Combining the change in schedule, change in social status, and the family change, it's understandable that you would feel overwhelmed. I felt crazy on many many days. The work load felt near impossible. And just like you, I had been a volunteer, a mom, a teacher. All, it seemed, with ease.
I think the important thing is not to let your worries go on. You will find your rhythm in the new dynamic. You are an experienced mom who will be more than able to care for this new baby and the tears are natural. If your children are worried it may be because they sense your worry. Let them know that tears are natural when you're tired and things are changing. But of course reassure them that you will be fine and so will they.
Be sure your doctor and spouse know about the deep emotional state so that there can be preparation for ppd. Don't be ashamed and let it go unchecked. Get some information about family dynamics with three kids. It's a new frontier.

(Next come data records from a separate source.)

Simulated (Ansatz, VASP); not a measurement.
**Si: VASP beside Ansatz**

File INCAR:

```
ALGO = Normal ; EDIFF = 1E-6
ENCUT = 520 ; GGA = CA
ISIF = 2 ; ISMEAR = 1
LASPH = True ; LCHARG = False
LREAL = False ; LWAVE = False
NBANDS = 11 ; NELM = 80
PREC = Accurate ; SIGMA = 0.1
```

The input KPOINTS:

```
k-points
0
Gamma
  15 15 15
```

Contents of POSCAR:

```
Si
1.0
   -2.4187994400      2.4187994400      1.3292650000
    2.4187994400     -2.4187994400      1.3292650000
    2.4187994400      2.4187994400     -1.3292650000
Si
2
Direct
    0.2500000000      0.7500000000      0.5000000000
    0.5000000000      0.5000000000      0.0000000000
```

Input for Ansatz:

I recommend deep slow breathing, letting go of some tears, controlling your worries by self talk and by talking them over with trusted loved ones, and accepting the changes that are coming. You will miss adult time, so be sure to set aside time for yourself as well as to get together with peers. (join a group if you can) I can't stress that enough. One more thing, dates with your mate! Don't stop having time alone with your spouse. All this is from my own personal experience, so I hope it helps.
Remember: This too, shall pass.
It all goes by so fast, and it's so beautiful. Worry is a waste of time really. I'm sure you would rather be soaking in your children.
I know you can do this. I was there. I pulled through, and now I find so much joy in the many gifts my children are to me. I just watch them at times. It's really enjoyable.